In In re Fishman, 177 N.J. 600 (2003), the attorney pleaded guilty to one count of misprision of felony, after creating charitable trusts for clients who were committing securities fraud. Despite knowledge of the fraud, the attorney decided not to report the information to authorities, and to assist his clients in the perpetration of the fraud. The criminal activity extended over a substantial period of time, and Fishman held a financial interest in the underlying enterprise. He was sentenced to two years' probation and a $5,000 fine.
In In re Primavera, 157 N.J. 459 (1999), the attorney represented a couple in the sale of their house. Prior to closing, the attorney learned that the buyer and buyer's attorney sought to submit a HUD-1 settlement statement to the lender that contained a false purchase price. Knowing that the HUD-1 had been falsified, Primavera continued with the settlement, but refused to show the HUD-1 to the real estate brokers in attendance, in order to lessen the likelihood that they or the lender would uncover the fraud. Primavera was sentenced to three years' probation, 200 hours of community service, restitution of $50,000, and a $3,000 fine. When the borrower defaulted on the mortgage loan, the lender lost more than $650,000. We noted that the sentencing court had found that the attorney was otherwise reputable; had been 'ensnared' into the crime, which had taken place over a brief time period; and had been motivated not by greed, but by a desire to help his clients sell their house.

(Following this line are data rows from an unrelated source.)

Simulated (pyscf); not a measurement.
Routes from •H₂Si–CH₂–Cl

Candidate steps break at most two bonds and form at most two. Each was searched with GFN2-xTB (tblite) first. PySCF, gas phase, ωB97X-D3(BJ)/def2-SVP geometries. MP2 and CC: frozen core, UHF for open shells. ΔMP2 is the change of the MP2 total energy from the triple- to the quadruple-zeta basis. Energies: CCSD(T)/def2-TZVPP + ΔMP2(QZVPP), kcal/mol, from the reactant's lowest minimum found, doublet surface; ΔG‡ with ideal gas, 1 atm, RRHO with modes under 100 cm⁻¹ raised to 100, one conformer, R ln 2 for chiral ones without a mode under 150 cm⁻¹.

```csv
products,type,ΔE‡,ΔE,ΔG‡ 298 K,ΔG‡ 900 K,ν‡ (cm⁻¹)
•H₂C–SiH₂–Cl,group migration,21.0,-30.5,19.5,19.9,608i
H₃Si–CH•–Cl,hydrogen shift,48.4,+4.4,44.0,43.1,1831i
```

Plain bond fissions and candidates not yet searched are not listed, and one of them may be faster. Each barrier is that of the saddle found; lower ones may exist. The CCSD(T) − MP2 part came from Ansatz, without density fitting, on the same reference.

In In re Felmeister, 186 N.J. 1 (2006), the attorney represented two clients in their purchase of "Universal Windows," a business operation for which they received a $1,750,000 Small Business Administration (SBA) loan guarantee. The SBA required them to contribute $700,000 toward the purchase price of the business. The attorney, knowing that the business partners had not provided those funds and had misrepresented that fact to the SBA, prepared and submitted a HUD-1 settlement statement to their lender, misrepresenting that the clients had made the required $700,000 contribution. After the closing, the attorney learned that his clients had also placed a "silent second," $700,000 first purchase money mortgage from the sellers, on the property. Yet, the attorney recorded the lender's mortgage without regard to that knowledge and failed to report the loan fraud or mortgage concealment to authorities. Felmeister was sentenced to three years' probation and six months' house arrest, restitution of $106,000, and $5,100 in fines. When meting out the sanction, we noted that Felmeister knowingly participated in the fraud and was aware that he had placed public (SBA) funds at risk. Moreover, the amount of the fraud was substantial. Aside from his legal fee, Felmeister did not profit from the scheme.
The OAE also cited a disbarment case involving misprision of felony, In re Marino, 217 N.J. 351 (2014). Marino was sentenced to a twenty-one month prison term and ordered to pay $60 million in restitution for his role in the fraudulent scheme, which involved a $309 million fraud on hundreds of investors. The OAE conceded that Marino was more serious than the instant case.
Finally, the OAE cited In re May, 230 N.J. 56 (2017) and In re Stein, 230 N.J. 57 (2017), companion cases involving a widespread conspiracy to rig bids in municipal tax lien sales. The decade-long scheme included numerous co-conspirators throughout New Jersey, for which the attorneys were found guilty of Sherman Act violations. May and Stein were each sentenced to one year of probation and a $20,000 fine. The OAE conceded that, although the May, Stein, and within matters all involve tax-sale fraud, respondent's misconduct was less serious than that for which May and Stein each received a three-year suspension.
In his brief, respondent's counsel sought a three-month suspension for respondent, retroactive to March 17, 2017, the date of his plea agreement in the SCVI.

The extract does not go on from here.